R: Univariate Grid

univariate_grid {hstats}

R Documentation

Univariate Grid

Description

Creates evaluation grid for any numeric or non-numeric vector z.

For discrete z (non-numeric, or numeric with at most grid_size unique values), this is simply sort(unique(z)).

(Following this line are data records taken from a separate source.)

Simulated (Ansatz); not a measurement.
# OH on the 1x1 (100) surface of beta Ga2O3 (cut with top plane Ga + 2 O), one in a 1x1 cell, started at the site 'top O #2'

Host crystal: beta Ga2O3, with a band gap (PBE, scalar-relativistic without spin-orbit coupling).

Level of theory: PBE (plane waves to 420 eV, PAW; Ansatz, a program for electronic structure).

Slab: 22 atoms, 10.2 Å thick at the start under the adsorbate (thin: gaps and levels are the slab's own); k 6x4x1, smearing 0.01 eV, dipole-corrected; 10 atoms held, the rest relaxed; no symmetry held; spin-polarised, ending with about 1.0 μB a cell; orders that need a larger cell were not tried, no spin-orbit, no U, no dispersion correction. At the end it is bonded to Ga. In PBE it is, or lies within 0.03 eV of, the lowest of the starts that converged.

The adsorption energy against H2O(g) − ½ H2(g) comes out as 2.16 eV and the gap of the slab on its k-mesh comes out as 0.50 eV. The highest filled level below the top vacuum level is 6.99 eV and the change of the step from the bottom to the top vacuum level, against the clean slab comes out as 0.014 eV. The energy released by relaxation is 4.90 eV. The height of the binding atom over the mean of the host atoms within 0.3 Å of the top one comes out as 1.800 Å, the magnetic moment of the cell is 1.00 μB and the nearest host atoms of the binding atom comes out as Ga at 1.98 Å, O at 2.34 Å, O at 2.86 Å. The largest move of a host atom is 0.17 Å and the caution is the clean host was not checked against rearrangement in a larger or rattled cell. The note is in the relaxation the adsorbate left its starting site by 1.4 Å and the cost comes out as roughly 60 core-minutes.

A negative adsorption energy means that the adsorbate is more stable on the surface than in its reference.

Otherwise, if strategy = "uniform" (default), the evaluation points form a regular grid over the trimmed range of z. By trimmed range we mean the range of z after removing values outside trim[1] and trim[2] quantiles. Set trim = 0:1 for no trimming.

If strategy = "quantile", the evaluation points are quantiles over a regular grid of probabilities from trim[1] to trim[2].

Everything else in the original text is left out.